The Hill reported “Title II” of the Whistleblower Protection Enhancement Act was completely removed. The section would have “set up whistleblower protections for all intelligence officials that are similar to those that exist for FBI employees, and would have set up a process in the executive branch for reviewing whether security clearances were denied or revoked because of what should be protected disclosure of information under the whistleblower laws.”
According to unnamed House aides, this was coordinated between both Democratic and Republican Party leaders in the house and with the Senate and White House. They decided the language “should not be included in the bill” because they did not have the political will to sort out how to protect national security secrets and also afford intelligence officials protection.
One House representative, Elijah Cummings, did not approve of the removal. ”We need to provide meaningful rights to whistleblowers in the intelligence community and we need to amend the law to allow whistleblowers the ability to go to court and have their case heard by a jury,” Cummings said in a statement. ”I know this bill represents a compromise based on the political realities of today”—the political reality that President Barack Obama and Congress leaders are more concerned with government secrecy than whistleblower rights—”But the fight is not over.”
Tom Devine of the Government Accountability Project noted the Obama administration had “promised to take executive action on national security whistleblower rights.” Evidently, the administration does not intend to take action. They coordinated with Congress to get rid of the section of the bill that would have protected intelligence officials and there has been no indication from the White House that President Obama opposes the stripping of this section.

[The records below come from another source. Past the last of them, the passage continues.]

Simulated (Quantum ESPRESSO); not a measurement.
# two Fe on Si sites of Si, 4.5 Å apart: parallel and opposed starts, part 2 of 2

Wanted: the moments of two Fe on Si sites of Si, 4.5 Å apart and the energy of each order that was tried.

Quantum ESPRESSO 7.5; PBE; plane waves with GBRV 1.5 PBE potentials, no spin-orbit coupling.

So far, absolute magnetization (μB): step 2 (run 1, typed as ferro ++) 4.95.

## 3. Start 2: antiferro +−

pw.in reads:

Originally Intended to Create New Protections for Intelligence Employees
The language that appeared in the bill before it was removed would have prohibited a “personnel action against an intelligence community employee as a reprisal for making a protected whistleblower disclosure” to the Director of National Intelligence (DNI) or an employee designated by the DNI. It would have covered employees at the Central Intelligence Agency (CIA), the Defense Intelligence Agency (DIA), the ODNI, the National Reconnaissance Office (NRO) and other executive agencies recognized by the President as agencies that have “as its principal function the conduct of foreign intelligence or counterintelligence activities.”
In regards to the ability for an intelligence official to appeal decisions to have their security clearance revoked, the bill would have given officials:
… due process protections comparable to those pertaining to [Whistleblower Protection Act] violations, including: an independent and impartial factfinder; notice and the opportunity to be heard, with the opportunity to present relevant evidence and witness testimony; the right to be represented by counsel; a decision based on the record that is developed; and a decision within 180 days unless the employee or former employee and the agency agree to an extension, or unless the impartial fact-finder determines in writing that a greater time period is needed in the interest of fairness or national security…
The Senate, according to a report written by Senator Joseph Lieberman, had intended to restore the “original congressional intent” of the WPA and part of that restoration included “creating new whistleblower protection for intelligence employees and new protections for employees whose security clearance is withdrawn in retaliation for having made legitimate whistleblower disclosures.” It explicitly recognized, as Lieberman put it, “In a post–9/11 world, we must do our utmost to ensure that those with knowledge of problems at our nation’s airports, borders, law enforcement agencies, and nuclear facilities are able to reveal those problems without fear of retaliation or harassment.” It sought to ensure intelligence officials “in a position to disclose wrongdoing that directly affects” US national security would not be left unprotected.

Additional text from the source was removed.